The Italians, which typically have great performances at the World University Games (known around the world as the “Universiade”), kicked things off from Shenzen, China with double gold in the meet’s lone open water race: the 10k. These were not only the first swimming medals handed out, but they are the first medals handed out period at this year’s Games that are designed specifically for those athletes who have attended a college or university in the last year.
The men were the first off the start at Seven Star Bay, and Italy’s Simone Ruffini was swimming alone as the only swimmer to break two-hours over the 10 kilometer (6.1 mile) course. He tapped the finish pad at 1:58:00.74. Ruffini is really more of a 5k specialist, and it was in that shorter raced that he placed 9th both at the Shanghai (2011) and Rome (2009) World Championships.

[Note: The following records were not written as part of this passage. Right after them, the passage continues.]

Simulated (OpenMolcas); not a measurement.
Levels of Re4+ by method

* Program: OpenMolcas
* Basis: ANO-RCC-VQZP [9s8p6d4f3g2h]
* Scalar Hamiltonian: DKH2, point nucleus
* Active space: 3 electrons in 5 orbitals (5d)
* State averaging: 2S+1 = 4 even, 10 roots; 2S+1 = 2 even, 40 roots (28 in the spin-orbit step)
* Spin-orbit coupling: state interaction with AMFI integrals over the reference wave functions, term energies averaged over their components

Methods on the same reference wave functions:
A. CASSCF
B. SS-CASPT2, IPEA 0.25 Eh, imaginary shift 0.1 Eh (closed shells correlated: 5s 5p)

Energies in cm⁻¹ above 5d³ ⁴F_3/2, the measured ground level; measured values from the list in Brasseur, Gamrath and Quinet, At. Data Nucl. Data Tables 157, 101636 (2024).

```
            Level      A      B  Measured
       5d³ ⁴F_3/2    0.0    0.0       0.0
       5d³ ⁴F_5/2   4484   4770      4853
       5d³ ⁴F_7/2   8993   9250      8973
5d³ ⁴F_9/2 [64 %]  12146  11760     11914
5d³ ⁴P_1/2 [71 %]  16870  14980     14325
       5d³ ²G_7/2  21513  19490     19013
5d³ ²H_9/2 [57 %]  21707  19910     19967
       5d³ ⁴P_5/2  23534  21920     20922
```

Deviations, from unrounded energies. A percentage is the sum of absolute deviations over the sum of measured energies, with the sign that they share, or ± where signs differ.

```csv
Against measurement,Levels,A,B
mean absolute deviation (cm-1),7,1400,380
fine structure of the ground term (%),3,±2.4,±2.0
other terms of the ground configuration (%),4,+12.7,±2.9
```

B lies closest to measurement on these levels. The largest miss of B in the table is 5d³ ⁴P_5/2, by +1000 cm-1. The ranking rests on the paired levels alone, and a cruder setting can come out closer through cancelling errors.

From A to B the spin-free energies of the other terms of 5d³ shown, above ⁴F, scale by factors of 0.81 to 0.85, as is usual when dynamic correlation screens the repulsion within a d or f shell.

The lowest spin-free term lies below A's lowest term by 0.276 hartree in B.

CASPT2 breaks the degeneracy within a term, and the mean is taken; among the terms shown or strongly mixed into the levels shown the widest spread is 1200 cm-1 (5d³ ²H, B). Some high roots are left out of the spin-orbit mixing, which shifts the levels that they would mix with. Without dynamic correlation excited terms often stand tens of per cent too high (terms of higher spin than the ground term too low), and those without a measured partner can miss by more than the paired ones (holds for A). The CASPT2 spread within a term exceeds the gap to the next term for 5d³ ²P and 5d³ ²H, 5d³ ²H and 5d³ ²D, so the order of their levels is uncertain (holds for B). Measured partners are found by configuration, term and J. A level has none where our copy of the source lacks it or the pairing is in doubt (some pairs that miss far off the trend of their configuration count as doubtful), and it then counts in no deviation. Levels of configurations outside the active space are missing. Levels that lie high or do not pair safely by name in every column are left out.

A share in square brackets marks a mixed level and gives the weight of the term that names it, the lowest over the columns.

The silver medal went to Russia’s Kiriil Abrosimov in 2:00:03.35.
The bronze medal winner was Japan’s Yasunari Hirai in 2:00:05.54. Hiriai was about two minutes faster in Shanghai, which would have contended for gold here. Japan has virtually no history in open water swimming (they’ve never won a World Championship medal in over 140 chances), but their generally more compact build and shorter stature seems as though it might leave them well-equipped for the open water marathons. Hirai, at only 21, is at the leading edge of the sport in his home country.
Neither American man challenged for a medal at the end, with Florida’s Connor Signorin placing 7th in 2:00:26.64 and Michigan’s Ryan Feeley placing 14th in 2:05:02.28. Signorin, however, did cut over 8 minutes off of his time from the US Open Water Nationals held earlier this year in Ft. Lauderdale. Seventeen out of the 18 starters in this race finished the swim.
In the women’s race, the Italians completed a double thanks to a win by Rachele Bruni in 2:06:49.31. While not quite as dominant as her male coutnerpart, she still had a 40-second gap between her and the rest of the field. She who is also a 5k specialist just missed a medal at this year’s World Championships by placing 4th. Unlike her male counterpart, Bruni is also one of her country’s top-three distance swimmers in the pool.
In 2nd was Nadine Reichert from the great German open water tradition in 2:07:29.21. After her touch, it was another minute until the other Italian competitor, Alice Franco, took the bronze in 2:08:42.77.
The Americans in the women’s race were Tristin Baxter, who touched 12th in 2:13:04.68, and Damaris Iriondo, who was 16th in 2:14:10.96. For Baxter, that’s an 11-minute drop from US Nationals, and for Iriondo that’s about a 9-minute drop. The two switched positions, as Iriondo was actually the higher-seeded American. The pair aren’t as well-known as their male counterparts, but Iriondo swims for Princeton and Baxter swims for Arizona State.